On 10/09/16 11:25 +0200, Marc Glisse wrote:
On Sat, 10 Sep 2016, Christophe Lyon wrote:
On aarch64*-elf and arm-eabi (using newlib), I'm seeing:
/gccsrc/libstdc++-v3/libsupc++/new_opa.cc:66: undefined reference to
`aligned_alloc'
https://sourceware.org/git/gitweb.cgi?p=newlib-cygwin.git;a=commit;h=f86afe5a3ac62a92e821c764a011e1625abdd326
"C11 aligned_alloc() implementation
aligned_alloc() is implemented in terms of posix_memalign() which is
only declared in <stdlib.h> but not defined in Newlib in general. At
least Linux and RTEMS implement this function."
If we don't want to provide a fallback implementation in libsupc++, we
can say that aligned new is unsupported on those platforms, but if we
are building a shared libstdc++.so that doesn't like undefined
symbols, we need a different failure mode than an undefined
aligned_alloc. Either not providing operator new(...aligned_val_t...)
in libstdc++ or providing one that just aborts I guess?
Or always fails with bad_alloc:
--- a/libstdc++-v3/libsupc++/new_opa.cc
+++ b/libstdc++-v3/libsupc++/new_opa.cc
@@ -49,8 +49,11 @@ aligned_alloc (std::size_t al, std::size_t sz)

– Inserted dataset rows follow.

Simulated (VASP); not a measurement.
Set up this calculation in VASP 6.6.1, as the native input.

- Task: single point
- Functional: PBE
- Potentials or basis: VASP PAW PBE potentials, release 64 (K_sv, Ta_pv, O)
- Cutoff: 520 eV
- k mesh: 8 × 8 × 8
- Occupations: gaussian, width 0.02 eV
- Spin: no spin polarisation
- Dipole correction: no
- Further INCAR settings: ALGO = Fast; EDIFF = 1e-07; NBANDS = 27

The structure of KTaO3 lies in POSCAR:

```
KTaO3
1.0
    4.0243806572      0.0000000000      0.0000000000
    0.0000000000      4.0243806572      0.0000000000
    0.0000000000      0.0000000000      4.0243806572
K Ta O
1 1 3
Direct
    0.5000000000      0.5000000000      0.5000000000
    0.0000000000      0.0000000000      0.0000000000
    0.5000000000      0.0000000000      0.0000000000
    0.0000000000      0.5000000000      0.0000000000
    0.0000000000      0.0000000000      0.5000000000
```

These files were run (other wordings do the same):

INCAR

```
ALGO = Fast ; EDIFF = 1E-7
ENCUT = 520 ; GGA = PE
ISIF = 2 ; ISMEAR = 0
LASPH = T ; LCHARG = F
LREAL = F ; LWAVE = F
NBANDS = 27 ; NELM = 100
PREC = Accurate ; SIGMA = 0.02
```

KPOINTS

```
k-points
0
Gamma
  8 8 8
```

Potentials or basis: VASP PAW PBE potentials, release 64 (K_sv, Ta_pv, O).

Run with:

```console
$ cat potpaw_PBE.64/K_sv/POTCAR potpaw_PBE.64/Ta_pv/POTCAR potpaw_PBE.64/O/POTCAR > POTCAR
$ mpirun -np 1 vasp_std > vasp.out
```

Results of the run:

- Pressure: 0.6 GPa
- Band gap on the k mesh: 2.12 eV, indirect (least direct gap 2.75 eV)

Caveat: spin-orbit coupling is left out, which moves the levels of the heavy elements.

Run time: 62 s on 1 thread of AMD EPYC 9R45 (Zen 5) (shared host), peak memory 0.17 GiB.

#define aligned_alloc memalign
#else
// The C library doesn't provide any aligned allocation functions, declare
-// aligned_alloc and get a link failure if aligned new is used.
-extern "C" void *aligned_alloc(std::size_t, std::size_t);
+// an aligned_alloc that always fails.
+static void *aligned_alloc(std::size_t, std::size_t)
+{
+ _GLIBCXX_THROW_OR_ABORT(bad_alloc());
+}
#endif
#endif
That would work unless/until we get a fallback.